As part of a solution to endless troubles in the Education sector, the Prime Minister said his government had come up with a strategy- to address the issues identified in purchasing, printing, and distribution of textbooks.

He revealed that the government had made a swift move to secure copyright for the books used in schools and the right to correct mistakes or errors that might be detected in some of the books after distribution.

According to the Prime Minister, in 2019, over one million of Ikinyarwanda textbooks for Primary 1 to Primary 3 were written and printed locally.

In another defense for the government taking over publishing roles from the private sector, the Rwanda Education Board argues that books published by private players were full of gross mistakes, late delivery of teaching materials to schools, and high pricing /expensive.

This partly led the government to make a decision to take up writing, publishing, and delivery of these materials.

Taarifa Speaks to Private Publishers

On condition of anonymity, one private publisher that has been in the industry for over twenty years differed from government arguments.

“Gross mistakes in the books still were the responsibility of the government. No book was ever printed before the official approval of the Rwanda Education Board (REB) approval. REB had the capacity to throw away thousands of printed books if they found mistakes and publishers took up that responsibility,” she told Taarifa.

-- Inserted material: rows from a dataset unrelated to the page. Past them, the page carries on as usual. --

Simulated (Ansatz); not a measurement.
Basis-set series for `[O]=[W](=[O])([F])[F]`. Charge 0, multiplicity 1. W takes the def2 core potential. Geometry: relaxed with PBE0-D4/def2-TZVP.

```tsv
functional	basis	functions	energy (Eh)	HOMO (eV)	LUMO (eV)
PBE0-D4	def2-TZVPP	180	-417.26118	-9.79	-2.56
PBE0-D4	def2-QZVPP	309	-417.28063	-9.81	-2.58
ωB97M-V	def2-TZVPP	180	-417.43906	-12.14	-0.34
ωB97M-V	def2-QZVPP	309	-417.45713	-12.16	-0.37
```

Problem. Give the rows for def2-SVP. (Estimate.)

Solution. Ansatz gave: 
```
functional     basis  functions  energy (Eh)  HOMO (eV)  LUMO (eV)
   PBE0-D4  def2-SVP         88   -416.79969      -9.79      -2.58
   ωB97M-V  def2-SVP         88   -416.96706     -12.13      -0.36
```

Late delivery: “was due to their back and forth of systems…you would sign a contract before being approved for printing…and for example, you are given three months for delivery and they give you an approval in two months…and then start penalizing you…”

“For example from the time they started publishing, they have never distributed any textbook apart from the books USAID has sponsored and helped them distribute using their money… DFID through BLF did distribute books for them in upper primary…ask them if there is any book that came from their side…yet they have been working on the books for the last three years and have never been delivered…,” our source said.

In a detailed synopsis of this factor, our source provided an intricate scenario, “…when they started their publishing…they started with 300 teachers, who sat in a hotel for a minimum of 90 days working on books…count that money, food, allowances and much more than you know without illustrators, design work and more …then divide that amount with nine books, you will do the maths. How much money have they spent for the last 3 years….? And what have they achieved?”

High pricing: “This can’t even be true when you just think as a layman…they were getting a textbook at Rwf2500 – Rwf5000…this was the cost of production printing and delivery to schools…. What is their price for production …? If they can be honest.”

This respondent further argued that it doesn’t require any mathematics to know that once the tender is competitive, you get great products, good service, and good price. “Because if 10 publishers compete on one title it gives you an edge in deciding about all that.”

“So please let them tell you the cost of production per title. If the publishers were doing erroneous books. Why did they turn around and buy their copyright,” she challenged the government.

Another publisher, Frank Shumbusho of Neptune Business Advocacy LTD, told Taarifa that, “The real reasons behind that decision in my view, of which I share with the publishers, was rather, for some of REB individuals involved, to getting as much money as possible, through the shadow missions they would create, pretending to themselves writing the textbooks, and also, in the end, evaluate these books.”

What is wrong with Rwandan school textbooks?

Let us consider the point of view of private publishers that have been involved in designing, collecting, writing, editing, publishing, and delivering these important school textbooks.

“There is lack of clear guidelines on their (REB) side on what they needed and how they needed them…this brought about unrealistic timelines, not understanding what comes first and what comes last,” according to a reliable source.

Another factor is incompetence. “The people who were being used to evaluate books had never produced books before and they were called subject specialists, but not in publishing and those are the same people being used today to work with teachers on the books. Publishing is an art and it requires skills, not political positions.”

The book policy is a big hindrance, “but REB had attempted to design a textbook policy, which they didn’t understand, and implementing it most probably wasn’t that easy.”

“The book policy has so many other challenges on its own…and since book policy comprises of many other policies like literacy policy, culture, textbook policy and early childhood learning policy and so many other things…the book policy just played a little role in this …. Its absence just caused the publishers not to have a voice in telling REB that they are basically headed for song business,” says our source.

According to our sources, REB had always treated books as a carton of papers you go to stationary and buy and deliver.

Books take time, take research and take more…. Every book must at least have the following few people who work on it; Language specialist, Subject specialist, editors, subeditors, Publishing person, Illustrators, Designers and many more…these are key people who have been extensively trained and studied at University. “I doubt that the govt of Rwanda has got those since we don’t even have it as a dept in any university in Rwanda.”

According to Shumbusho, “this in-house publishing decision is being implemented without even any single law backing it, nor any revised policy,” he told Taarifa in an exclusive interview in December last year.

Private schools can’t find any books to buy since no books can be found on the market.

“REB bought all the copyrights from the publishers, and REB doesn’t sell books,” Shumbusho said, adding that REB only started the process of printing these-content from the copyright they bought from the publishers, then contracted PRINTEX for printing them, an exercise that is yet to be completed to-date.”

He argues that it would be good, and also help both the economy and the education sector if this business of textbooks and other teaching materials be returned back in the hands of the Rwandan publishers.